Why is it such a secret? - the Microsoft-driven smartphone that is due to launch tomorrow (Wednesday)? It could, of course, just be a boring, small, also-ran company. Or Siemens. But could it be that it isn't Siemens, after all, but RIM?

Sniffer

According to the company which is handling publicity for the launch, it will be a "major, global wireless company." The trouble is, there aren't that many options.

We can pretty much rule out shareholder pioneers in Symbian - Sony Ericsson and Nokia both see Windows Mobile as the evil PC empire trying to invade their phone business. We know that Motorola already has a Windows Mobile phone - Orange is shipping it this month.

Samsung, Mitac, and other smaller phone companies have already announced that they're going Windows Mobile, and have also delayed their launches many times. There would be no surprise there.

Siemens is about the only major name left. If it were Siemens, then Microsoft's excitement would be understandable. If it isn't, then the excitement tomorrow when the cat emerges from the bag will be muted, at best.

There is one exception to that: if Microsoft won over the maverick newcomer to GSM: Research in Motion. The RIM Blackberry is sufficiently popular in America that it could take a lot of users into the Windows Mobile camp if it adopted that platform. And it's sufficiently unknown in Europe that it could use the help.

There would be some logic to that, despite the fact that, on the face of it, RIM is its own platform, and wouldn't dare dilute its share any more.

However, a calculated look at the RIM future might suggest that it is a minnow in a sea of sharks, compared with the market share of Symbian, Linux, Palm and Windows in the phone business - and it must do something to overcome the perception that "the Blackberry isn't much of a phone."

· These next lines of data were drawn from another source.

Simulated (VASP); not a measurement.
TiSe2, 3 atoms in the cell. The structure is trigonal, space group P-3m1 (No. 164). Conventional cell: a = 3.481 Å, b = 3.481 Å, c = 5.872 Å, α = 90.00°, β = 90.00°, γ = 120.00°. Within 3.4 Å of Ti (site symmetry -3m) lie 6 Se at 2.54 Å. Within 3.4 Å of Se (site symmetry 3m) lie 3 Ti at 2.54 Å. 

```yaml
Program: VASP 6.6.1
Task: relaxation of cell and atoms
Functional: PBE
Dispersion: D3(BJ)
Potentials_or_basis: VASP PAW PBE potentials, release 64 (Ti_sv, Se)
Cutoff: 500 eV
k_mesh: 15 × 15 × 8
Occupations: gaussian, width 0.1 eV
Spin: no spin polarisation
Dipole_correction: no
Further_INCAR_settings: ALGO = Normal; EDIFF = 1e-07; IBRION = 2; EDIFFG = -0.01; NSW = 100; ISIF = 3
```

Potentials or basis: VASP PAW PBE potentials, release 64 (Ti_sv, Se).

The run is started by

The Blackberry's relative obscurity in phone circles is another pointer to the possibility that it just might be RIM. The phone club is a tightly knit one, with all sorts of secret cabals sharing intellectual property - patents and copyright - in the basic alliance of "those who are not Qualcomm" who created GSM.

If Microsoft's new partner is one of the GSM gang, then it's very impressive that nobody has managed to penetrate the secrecy. If it's RIM, then it's not quite so surprising.

But I'm prepared to eat my Hunky Words tomorrow!